Here are four recent developments for consumers and businesses that impact how we choose, share, purchase, and manage wine. Plus another – decidedly non-technological in nature – that keeps the quants in check.
Occasion-Specific Recommendations
Early iterations of consumer wine apps for mobile devices were responsive to what information the user wanted to know (varietal, brand, price), howthat user wanted the information delivered (text, video, images), and where the user was located when they accessed the information (meaning they were LBS-enabled, for Location-Based Service).
The latest generation of wine recommendation apps takes that original functionality a step further, drilling down to the very specific occasion or situation the user finds themselves in.
Fiasco, for example, launched just three weeks ago. Users start by picking a “proxy” for the occasion, such as date night or a gift for a friend. Secondary information such as food pairings or price range, combined with taste profile specifications, yields specific bottle recommendations.
A predecessor to Fiasco is Find My Wine, which was created by Elie Gibran and Edouard Kourani, a Lebanese-born, Swiss-educated wine entrepreneur. Released last October, the app aims to “match wines with occasions, foods, people, and moments.”
Vintank
Imagine you’ve got a team of very smart engineers working for your winery, deciphering social technology and making it understandable and meaningful for your specific brand. That’s what happens with Vintank technology, a Napa-based digital think tank for the wine industry.
It isn’t the engineers themselves who show up at the winery, of course, it’s the newly updated platform and dashboard they’ve built that’s the winery’s “mission control” for monitoring all critical social media interaction. It’s an attractive and very user-friendly interface that folds together seamlessly the various streams of social dialogue.
That interface delivers conversations to the winery,about the winery, and with the winery. The kicker is that they do it with context from all social media channels, which enables the winery to understand who they’re serving, what they’re like, and where they are. It all adds up to the winery being in the best position to listen, respond and engage with current and potential customers.
What Else: Vintank also offers e-commerce, prospecting, and geo-fencing capabilities as well.
Wine Industry Technology Symposium
Big data. Security. Mobile. E-commerce. Supply chain innovation. These concerns form the structural backbone of the business end of winery operations. Yet, between rapidly-changing information technology and digital marketing that can often feel like shooting at a moving target, it’s hard to stay on top of the most recent developments.

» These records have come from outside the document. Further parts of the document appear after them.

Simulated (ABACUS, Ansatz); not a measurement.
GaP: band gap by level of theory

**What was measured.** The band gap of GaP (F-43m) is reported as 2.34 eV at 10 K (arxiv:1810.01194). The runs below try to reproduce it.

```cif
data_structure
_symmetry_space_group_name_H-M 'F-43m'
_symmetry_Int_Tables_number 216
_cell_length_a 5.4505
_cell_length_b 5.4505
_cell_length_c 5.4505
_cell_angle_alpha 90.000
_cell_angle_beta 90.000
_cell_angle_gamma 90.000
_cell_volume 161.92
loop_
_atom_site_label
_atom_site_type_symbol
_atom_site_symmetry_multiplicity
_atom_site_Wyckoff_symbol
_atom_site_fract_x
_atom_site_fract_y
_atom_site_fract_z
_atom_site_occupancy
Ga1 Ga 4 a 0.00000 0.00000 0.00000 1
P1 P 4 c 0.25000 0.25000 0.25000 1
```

Unless you attend the Wine Industry Technology Symposium (WITS) in Napa on June 30 and July 1. Co-chairs Smoke Wallin and Lesley Berglund have produced WITS since 2005, and their line up of speakers and panels reads like a list of bullet points on winery executives’ to-do list.
What Else: This year, content specific to the newly-formed Beer Industry Technology Symposium will be integrated into several sessions at WITS.